I was a child of the war, born just four years before the Second World War broke out. We left Nottingham and went to stay with my granny in Wallasey, across the river from Liverpool. And we lived there when the Liverpool docks were bombed. By 1951, when I turned 16, people were finally looking towards the future again. That was the year of the Festival of Britain, on London’s South Bank. It was to celebrate a new start. I remember a fairground and a Dome of Discovery, full of new scientific inventions. I found it enormous fun. The government were saying, the gloom is over now and we have something to look forward to. Do I think we’ll have a Festival of Brexit in a few years? I very much doubt it.
My father fought in the First World War and he was subject to periods of depression. He was very fond of my brother and me but he wasn’t very communicative. I had a closer relationship with my mother. She propped us all up. She had worked as a midwife in the East End, just like the nurses in Call the Midwife. But she came from an era when women weren’t expected to have a job after they married, so she gave her work up after the war. I do wonder if she ever thought about what her life might have been like if she’d been born at a different time. It must have been very stressful, carrying the weight of two small children and a very anxious husband through the war. I regard her as an unsung hero when I think of her.
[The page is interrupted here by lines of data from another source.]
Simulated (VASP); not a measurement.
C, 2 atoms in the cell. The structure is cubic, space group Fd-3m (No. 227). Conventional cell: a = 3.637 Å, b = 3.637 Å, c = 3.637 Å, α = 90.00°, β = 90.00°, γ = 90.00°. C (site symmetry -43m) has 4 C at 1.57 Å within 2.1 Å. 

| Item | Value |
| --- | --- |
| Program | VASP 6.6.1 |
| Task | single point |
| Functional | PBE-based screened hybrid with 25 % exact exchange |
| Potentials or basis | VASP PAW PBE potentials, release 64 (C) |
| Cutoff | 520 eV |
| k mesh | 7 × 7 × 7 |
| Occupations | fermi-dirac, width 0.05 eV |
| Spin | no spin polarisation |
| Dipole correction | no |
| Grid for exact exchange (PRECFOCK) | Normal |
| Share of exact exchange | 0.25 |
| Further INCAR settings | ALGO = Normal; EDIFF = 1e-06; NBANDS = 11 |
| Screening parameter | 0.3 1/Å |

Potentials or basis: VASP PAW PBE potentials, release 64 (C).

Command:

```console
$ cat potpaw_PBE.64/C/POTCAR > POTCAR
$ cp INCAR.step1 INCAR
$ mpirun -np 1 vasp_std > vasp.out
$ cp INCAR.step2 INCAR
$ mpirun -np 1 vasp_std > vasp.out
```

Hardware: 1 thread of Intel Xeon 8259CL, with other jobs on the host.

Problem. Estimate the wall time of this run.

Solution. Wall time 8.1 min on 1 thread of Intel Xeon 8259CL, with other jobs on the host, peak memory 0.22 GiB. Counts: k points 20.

I found work as a county archivist after university but I did assume I would eventually get married and then my career would come second to my husband’s. And it did for a while. When he got a job in New Delhi I immediately gave up work and went off to be a diplomat’s wife. India was fantastic but I found the life rather boring – hosting tea parties and getting involved in amateur dramatics. When we came back to England I expected we’d start a family, but it didn’t happen. I suppose I was kind of a failed mother at that point, so when I managed to get a job as a typing clerk in MI5 my husband encouraged me.
I thought the MI5 work was interesting but I was slightly bored because the women were very clearly second class. I had a degree just like the men, but we were regarded as men’s helpers. But as the Seventies went on, and we had Women’s Lib and the Sexual Discrimination Act, those vague feelings that it wasn’t quite fair began to mount. Women like me became discreet revolutionaries. We were politely saying, why are we not thought fit to do the real work? And things began to change.
I’m not optimistic about the future right now
It wasn’t easy for me. I split up with my husband when my older daughter was about 10. From then on we were a
single-parent family with two growing girls. And me in a full-time 24/7 kind of job. We managed with a combination of au pairs, nannies, the lady down the road. It was a bit hand to mouth at times, I admit. My daughters talk it about it sometimes, usually very generously. They say it was good to have a mother who was doing something but it wasn’t as cosy a childhood as they might have had.